MEMPHIS, Tenn. — Month after month, tenants at the Latham Heights apartments have watched a growing mass of garbage overflowing from their dumpsters go from bad to horrifying.
On Tuesday, concerned citizen and President of the Lauderdale Sub Neighborhood Association Kermit Moore reached out to ABC24 to see what it would take to finally get rid of the waste.
“I know people that live here,” he said. “I came by the other day and I saw [the garbage], and it was deplorable.”
Moore says his friends living at the apartment complex at 340 South Parkway are afraid speaking out will make it worse, so he spoke on their behalf.
“Most people who are in this condition are afraid of retaliation if they speak against their landlords,” he said.
Most of the tenants ABC24 spoke to gave similar answers when asked what it was like living somewhere in such a state of apparent neglect.
The few who agreed to discuss their living condition on-camera wished to remain anonymous.

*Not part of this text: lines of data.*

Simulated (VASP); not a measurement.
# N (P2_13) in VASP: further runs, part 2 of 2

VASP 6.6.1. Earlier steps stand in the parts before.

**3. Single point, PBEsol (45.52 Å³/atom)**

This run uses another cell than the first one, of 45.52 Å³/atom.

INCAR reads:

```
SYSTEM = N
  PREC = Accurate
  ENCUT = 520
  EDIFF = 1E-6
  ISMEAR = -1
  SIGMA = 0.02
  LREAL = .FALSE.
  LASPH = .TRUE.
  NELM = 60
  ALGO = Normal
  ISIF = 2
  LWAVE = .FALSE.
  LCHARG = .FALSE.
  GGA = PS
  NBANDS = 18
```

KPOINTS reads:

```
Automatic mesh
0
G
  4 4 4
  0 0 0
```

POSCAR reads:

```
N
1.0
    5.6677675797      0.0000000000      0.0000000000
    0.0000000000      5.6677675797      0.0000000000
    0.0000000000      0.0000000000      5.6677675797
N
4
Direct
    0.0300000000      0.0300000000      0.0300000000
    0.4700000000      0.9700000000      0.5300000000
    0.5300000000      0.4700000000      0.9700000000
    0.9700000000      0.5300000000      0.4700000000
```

“You see the trash doesn’t get emptied," one man said. "There’s no service to the grounds, and when stuff gets broke in the apartment, it doesn't get fixed.”
That tenant also said he doesn’t even know how to contact the new landlord, who took over in March.
“[I] don’t have her new number,” he said. “She changed her number on us. She just comes over when she still collects rent — from the one’s she still collect rent from — and she doesn’t do anything else. She just leaves.”
Another resident said that when they are able to reach the landlord, she can be confrontational.
“You contact her — she gives you attitude,” the woman said.
The apartment’s dumpsters are maintained by Waste Connections of Tennessee. ABC24 got in contact with District Sales Manager Patrick Hough who said in a statement that the growing trash piles are the result of “the actions of the ownership/management group at Latham Heights.”
Hough says some of the services they offered Latham Heights have been discontinued due to lack of payment and that it is up to property management to contact them for waste removal.
Here is the full statement from Hough:
“What I can share with you at this time is that the trash accumulation at this location is not a result of any Waste Connection activity or operational challenge but the actions of the ownership/management group at Latham Heights.
Some of the services Waste Connections provides have been discontinued to lack of payment and what remains requires us to be instructed by Latham Heights to service. To date we have not received any notification to do so.
Until the property management instructs us and provides clear access to service our equipment, we will not be able to provide waste removal services. We are reaching out to the ownership to facilitate this recovery.”
- Patrick Hough, Waste Connections Memphis
Renters say it’s just one more basic need they are still waiting to get back.
“[The landlord] said that she would send somebody out about our heaters,” the female renter said. “The person she sent out hasn’t made in out here yet. She has sent a man out here to de-clog our sewage which, he also walked out here to see what the problem was, and he said that the problem was bigger than him, and we have not heard anything else back about that either.”
The simple question these tenants have for their landlord is: "Why?"
“You pull up in nice cars … you take trips, and we see this all on Facebook, but when we contact you about the condition we’re in, we get nothing,” the same woman tenant said.
ABC24 contacted the landlord Thursday night and spoke briefly with her but she chose to give no comment.
She said that property owner Memphis Partners NY LLC, based in Brooklyn, New York, would email a statement in 24 hours.
ABC24 has not received the statement at this time.
“We need her to answer to somebody because we sure can’t get her to answer to us,” the male tenant said.
The City of Memphis is working to schedule a time for city code enforcement to visit the property. Memphis residents having problems with trash pickup can contact the city by calling 311.